Lapwings dance in a white sky, a ritual teasing of pairing, mirroring, diving and rising
Curlews send a watery call to the air
Spring is nudging its way in and the birds celebrate it, but we are dressed for winter. While the clouds part from time to time to reveal blue, the wind is cold and fierce, and on the exposed ridge of the limestone scar its relentless blast makes your eyes water.
We headed out last Friday to walk from Great Asby village to the Little Asby Hawthorn. We wanted to check that paths and fence crossings hadn’t been damaged by the winter storms, and get a feel for how long the walk might take, in readiness for the public walk on July 25th. It’s not a guarantee, but we’re hoping that in the summer we’ll be spared the force of the wind and, well, you never know, we might get a warm and still day.
At a height of 360m above sea level, the hawthorn rises from the crevices of huge limestone slabs on the edge of a rippled sea of grey-white stones. Walking to it from a distance emphasises its extraordinary location – rooted in a place where few trees grow, all the more remarkable for its isolation. When you stand next to it, or hunker in the shelter of upturned stone slabs, you can appreciate the view it commands: south towards the rolling backs of the Howgills, east towards the northern Pennines, and west towards the Lake District fells.
Above it, always, is a wide sky. It’s an exposed place, and a beautiful one, with a very specific ecology because of the current conditions of weather and grazing, and the nature of the limestone pavement, an ancient seabed that was pressurised under glaciers and now crests to form the high points of the Orton Fells. The limestone rests in clints and grikes, a series of ridges and clefts, some of which are very deep. Peer down these and there is a hidden world of greenery, some of it very rare. The hawthorn – despite the wind, despite the sheep, despite the exposure – rises out of this stony world as solid and sure as if it was growing inside the shelter of a wood. Its shape, though, in the abrupt curve of its main trunk and a flush of contorted branches pressed to the sky, reveals its long slow conversation with the wind.
A few miles north of the hawthorn, and several hundred metres lower in elevation, the houses and farms of Great Asby nestle around its church and (often dry) ghyll. The name Asby derives from Askr (Ash) By (farm) and many of its buildings hundreds of years old. We headed out of the village and gradually up hill along a lane lined with leafless trees, many of them ashes. The sound of light wind is overlaid with the call of birds – sparrows, finches, tits, crows, curlews.
Beyond the lanes, the warmth of the sun is whipped away by a fierce wind and we press on, heads down, steadily gaining height. The land feels bare with winter-pale grass stretching for miles. Trees were cleared long ago to make way for livestock (the word ‘field’ comes from ‘felled’) and today the limestone walls, picked out from the land they now segment, are providing shelter for the ewes and lambs that, like us, prefer to be out of the wind. But it’s not all hard: the openness of the landscape here is refreshing, and the tracks are easy to follow.
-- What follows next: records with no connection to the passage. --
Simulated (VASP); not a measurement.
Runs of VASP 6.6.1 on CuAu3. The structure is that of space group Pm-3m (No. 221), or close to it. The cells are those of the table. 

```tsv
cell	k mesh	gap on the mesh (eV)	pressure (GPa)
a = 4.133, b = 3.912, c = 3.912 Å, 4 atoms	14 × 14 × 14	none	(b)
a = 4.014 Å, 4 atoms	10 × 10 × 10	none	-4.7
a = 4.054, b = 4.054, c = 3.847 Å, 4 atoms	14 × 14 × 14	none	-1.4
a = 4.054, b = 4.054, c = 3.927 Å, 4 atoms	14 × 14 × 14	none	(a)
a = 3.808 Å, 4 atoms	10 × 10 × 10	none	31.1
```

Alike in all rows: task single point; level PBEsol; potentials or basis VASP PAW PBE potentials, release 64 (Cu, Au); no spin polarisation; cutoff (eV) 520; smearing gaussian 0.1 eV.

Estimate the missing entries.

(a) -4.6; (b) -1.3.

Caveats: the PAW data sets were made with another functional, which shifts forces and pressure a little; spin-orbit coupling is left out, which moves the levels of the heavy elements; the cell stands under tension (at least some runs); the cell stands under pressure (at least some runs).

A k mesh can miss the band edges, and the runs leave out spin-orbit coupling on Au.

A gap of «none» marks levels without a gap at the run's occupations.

We pass through a few gates and come to the last fell wall before Little Asby Common. After a final climb we’re rewarded with a view across the common and south to the Howgills. We can see Sunbiggin Tarn, just below Little Asby Scar, which holds its own precious place in this landscape and is home to birds including lapwings, redshanks, curlews, grebes and whooper swans. And our own favourite for its incredible drumming routines, the snipe (which we once mistook for a bittern – you can read more about that and see some pictures of Sunbiggin tarn in our somewhere-nowhere blog here).
On the top of the common you could be distracted by the limestone and the secrets it holds in its grikes for a long time. Species sheltering here include green spleenwort, brittle bladder fern, wall rue and the aptly named limestone fern, and there are collection of small rodent bones left, probably, by birds. We press on to the Hawthorn to greet a tree that is beginning to feel like an old friend. Even though there has been little change to it over the last four months – all of them leafless – each visit offers something new. Today it was renewed amazement at its strength in the face of extreme winds. We stopped for an hour, refuelling with sandwiches and a cup of tea, and then photographing and writing.
The Little Asby Hawthorn had its first poetic intervention with a dressing of words that are part of a poem Harriet wrote on site; close up we saw that birds too had scribbled their white signatures on the bark.
Our walk away from the tree seemed balmy in comparison to the exposed tops of the common. Good tracks leading between farms and across fields, with a bridleway taking us all the way back into Great Asby and the Three Greyhounds pub …
We’ll be leading a public walk to the Little Asby Hawthorn, starting and ending in Great Asby, on July 25th. If you’d like to join us, click here to book through the Lake District National Park. If you can’t make that date and you’re a member of Friends of the Lake District, you can join their special members walk with us on August 1st. And of course, you can go there yourself at any time.
If you do get the chance to sit with this tree, or to stand on the land above it and look down on its gnarled form, you’ll get a sense of its resilience and maybe, just maybe, feel a sense of awe. To us, although a hawthorn bears both berries and flowers and can self-pollinate, it has the aura of a female. It’s a stalwart. A stander. An overseer. A strong representative for other trees, like the woman who stands up to frackers or drillers and refuses to move. Of course men do these things too, but in this instance, in this tree, there is a sense of a strong woman, a mother … perhaps it is because she is so firm and I am quivering in the cold.